Because Plaintiff is relying a on a tolling exception, Plaintiff must plead facts showing that the exception applies. (See 5 Witkin, Cal. Procedure (5th ed. 2008) Pleading, § 931 (“Where the complaint shows on its face that the cause of action is apparently barred, but the plaintiff relies on disability, absence of the defendant, or some other ground for suspension of the running of the statute [Citation], he or she must plead these facts or a demurrer will lie.”); Mills v. Forestex Co. (2003) 108 Cal.App.4th 625, 641 (“When a plaintiff relies on a theory of fraudulent concealment, delayed accrual, equitable tolling, or estoppel to save a cause of action that otherwise appears on its face to be time-barred, he or she must specifically plead facts which, if proved, would support the theory.”); Simpson Strong-Tie Co., Inc. v. Gore (2010) 49 Cal.4th 12, 23 (noting that burden of proving exception to statute falls on the one advancing the exception).) Plaintiff has not plead facts that Defendant continued to represent her during the limitations period, so Plaintiff’s second reason is without merit on this demurrer.
Plaintiff’s first reason is well-taken. CCP section 384 “governs the withdrawal or substitution of counsel in both civil and criminal cases.” (Lempert v. Superior Court (2003) 112 Cal.App.4th 1161, 1171.) That section states that the attorney in an action “may be changed at any time before or after judgment … (1) Upon the consent of both client and attorney, filed with the clerk, or entered upon the minutes [or] (2) Upon the order of the court, upon the application of either client or attorney, after notice from one to the other.” On its own motion, the Court has taken judicial notice of the files in the marital dissolution action between Plaintiff and Bahar. In those files, the Court has not found a substitution of attorney or withdrawal of attorney pertaining to Defendant. Absent this evidence, Plaintiff has, at least, a colorable argument that Defendant continued to represent her and that the statute of limitations was consequently tolled.

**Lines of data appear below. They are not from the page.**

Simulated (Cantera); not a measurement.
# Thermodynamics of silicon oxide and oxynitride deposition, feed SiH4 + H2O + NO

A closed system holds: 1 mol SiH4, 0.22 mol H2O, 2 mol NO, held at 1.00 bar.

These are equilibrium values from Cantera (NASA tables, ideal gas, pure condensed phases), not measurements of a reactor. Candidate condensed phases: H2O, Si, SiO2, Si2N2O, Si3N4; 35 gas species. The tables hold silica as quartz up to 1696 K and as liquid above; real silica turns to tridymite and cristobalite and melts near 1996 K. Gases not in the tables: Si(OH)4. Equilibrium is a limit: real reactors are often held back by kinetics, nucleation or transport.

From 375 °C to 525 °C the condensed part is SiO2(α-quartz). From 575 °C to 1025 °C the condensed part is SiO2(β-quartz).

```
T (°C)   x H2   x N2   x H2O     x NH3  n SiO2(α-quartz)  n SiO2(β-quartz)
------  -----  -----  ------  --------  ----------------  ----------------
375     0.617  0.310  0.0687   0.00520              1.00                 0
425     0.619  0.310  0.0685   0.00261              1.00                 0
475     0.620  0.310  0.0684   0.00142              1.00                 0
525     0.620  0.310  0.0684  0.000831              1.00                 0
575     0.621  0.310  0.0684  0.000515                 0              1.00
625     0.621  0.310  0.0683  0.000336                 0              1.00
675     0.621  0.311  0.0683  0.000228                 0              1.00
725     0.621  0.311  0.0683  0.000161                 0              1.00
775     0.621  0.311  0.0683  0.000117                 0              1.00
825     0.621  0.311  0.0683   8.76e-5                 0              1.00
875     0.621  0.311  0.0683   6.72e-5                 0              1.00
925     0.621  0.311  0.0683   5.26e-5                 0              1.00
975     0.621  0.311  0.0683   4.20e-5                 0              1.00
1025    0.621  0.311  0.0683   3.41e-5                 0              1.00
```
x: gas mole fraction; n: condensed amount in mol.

Defendant’s demurrer to the Complaint is OVERRULED.
MOTION TO STRIKE
Defendant moves to strike (1) Plaintiff’s prayer for punitive damages and (2) his allegations and exhibits relating to a CCP section 473 declaration filed by Defendant in the underlying martial dissolution action (FAC ¶¶ 11, 17b, 17d, 20, Exs. 2-3).
A. Legal Standard
Any party, within the time allowed to respond to a pleading, may serve and file a notice of motion to strike the whole or any part of that pleading. (CCP § 435(b).) The court may, upon a motion, or at any time in its discretion, and upon terms it deems proper, strike (1) any irrelevant, false, or improper matter inserted in any pleading and (2) all or any part of any pleading not drawn or filed in conformity with the laws of this state, a court rule, or an order of the court. (CCP § 436.) The grounds for moving to strike must appear on the face of the pleading or by way of judicial notice. (CCP § 437.) When the defect which justifies striking a complaint is capable of cure, the court should allow leave to amend. (Perlman v. Municipal Court (1979) 99 Cal. App. 3d 568, 575.)
1. Punitive Damages
The parties have stipulated to allowing the Court to strike Plaintiff’s prayer for punitive damages. (Mot. at 9; Opp. at 7.) Accordingly, Defendant’s motion to strike Plaintiff’s prayer for punitive damages is GRANTED.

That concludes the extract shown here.